When does Day 1 start?


Mar 4, 2018
Red Bluff, California
I'm hatching my first batch of chicken eggs and I'm freaking out because they're not hatching and it's day 22, or is it? Do you start day 1 as the day you "set" them? Or is Day one 24 hours later? If that's the case, I still have time, right?
One day of incubating is 24 hours after you set them. As a rule of thumb if you set them on a Monday they should start hatching on a Monday, set on a Tuesday hatch on a Tuesday, and so on.
Well that's good news! I thought today was Day 22. It's Day 21 and no pips yet, but I think my temperature was a little low. So hopefully tomorrow. I guess I went into lockdown on Day 17 then. Oops!
What is your humidity & temp? Did you candle at lockdown? Whatever you do, don't jump the gun cause if your temp was low & humidity off, it will take longer.
My humidity and temperature are a little unknown. I got the bator at a yard sale and they said they hatched many eggs from it. I did hours of research and set my first batch. The temp said 102 and the humidity always said about 42%.

On lockdown day, I added a damp sponge but nothing it didn't help to increase the humidity, so I added baby jars with wicks...nothing. I added 2 damp sponges....and it finally went up to about 52%. I decided to go to pet store and buy 2 different temp and hygrometers. They all, including bator, say something different.
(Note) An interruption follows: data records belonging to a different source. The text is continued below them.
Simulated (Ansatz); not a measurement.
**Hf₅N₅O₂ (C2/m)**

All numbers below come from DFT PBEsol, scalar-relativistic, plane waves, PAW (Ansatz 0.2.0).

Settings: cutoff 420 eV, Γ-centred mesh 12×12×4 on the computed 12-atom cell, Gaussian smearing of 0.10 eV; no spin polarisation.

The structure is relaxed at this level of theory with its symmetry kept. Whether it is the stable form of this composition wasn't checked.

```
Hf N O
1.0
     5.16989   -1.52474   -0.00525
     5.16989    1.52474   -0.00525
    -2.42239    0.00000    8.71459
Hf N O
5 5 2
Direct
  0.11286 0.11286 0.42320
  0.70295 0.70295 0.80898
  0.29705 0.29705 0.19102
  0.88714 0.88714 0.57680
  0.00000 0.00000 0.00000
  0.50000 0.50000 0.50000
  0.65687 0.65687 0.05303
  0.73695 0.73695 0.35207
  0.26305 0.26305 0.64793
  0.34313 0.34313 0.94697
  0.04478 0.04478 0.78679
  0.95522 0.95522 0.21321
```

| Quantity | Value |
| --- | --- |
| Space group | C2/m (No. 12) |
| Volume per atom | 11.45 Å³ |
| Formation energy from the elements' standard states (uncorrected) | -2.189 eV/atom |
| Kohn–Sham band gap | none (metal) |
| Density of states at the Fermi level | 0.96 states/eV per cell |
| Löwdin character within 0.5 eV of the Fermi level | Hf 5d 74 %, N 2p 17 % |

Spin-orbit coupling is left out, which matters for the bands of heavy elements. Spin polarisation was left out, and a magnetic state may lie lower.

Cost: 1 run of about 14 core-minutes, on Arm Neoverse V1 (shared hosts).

My guess is that the temp is around 100 and humidity is above 55%. Probably closer to 60%.
Humidity should be 70% - 75%
The thermometer & hygrometer need to be calibrated....

For thermometer
Method 1: Ice Water
  1. Fill a glass with crushed ice cubes, then top off with cold water. You want it to be liquidy but still thick. Since I start hatching season in winter I often set the calibration mixture outside until it skims over (about a few minutes) and then break it.
  2. Stir the water and let sit for 3 minutes.
  3. Stir again, then insert your thermometer into the glass, making sure not to touch the sides.
  4. The temperature should read 32°F (0°C). Record the difference and offset your thermometer as appropriate.
Method 2: Boiling Water
  1. Boil a pot of distilled water.
  2. Once the water has reached a rolling boil, insert your thermometer, making sure not to touch the sides or bottom of the pot.
  3. The temperature should read 212°F (100°C). Record the difference and offset your thermometer as appropriate. Your average aquarium thermometer is not going to go up to 100*C, so I suggest using the ice water.
    [Note: The boiling point of water will vary with altitude. Use this handy water boiling point calculator to find the right temperature for your elevation.]
For Hygrometers
  1. Place a teaspoon of salt in a bottle cap or small cup and dampen it with a few drops of water (without dissolving it).
  2. Carefully place the wet salt and the hygrometer inside a see-through container and close tightly. You can use a zip lock bag provided it seals well and you leave some air inside as well.
  3. Let it sit for at least 12 hours and note the reading on the hygrometer without opening the container. The hygrometer should should read 75%. The difference is how much your hygrometer is off. For example, if your hygrometer reads 70% during the salt method test this means that to obtain the real humidity level you should add 5 points.
  4. If you have an analog hygrometer, you can correct the reading. You will need to adjust the needle to the 75% mark by turning the screw on the back using a small screwdriver. Your hygrometer is now ready to be placed inside your incubator.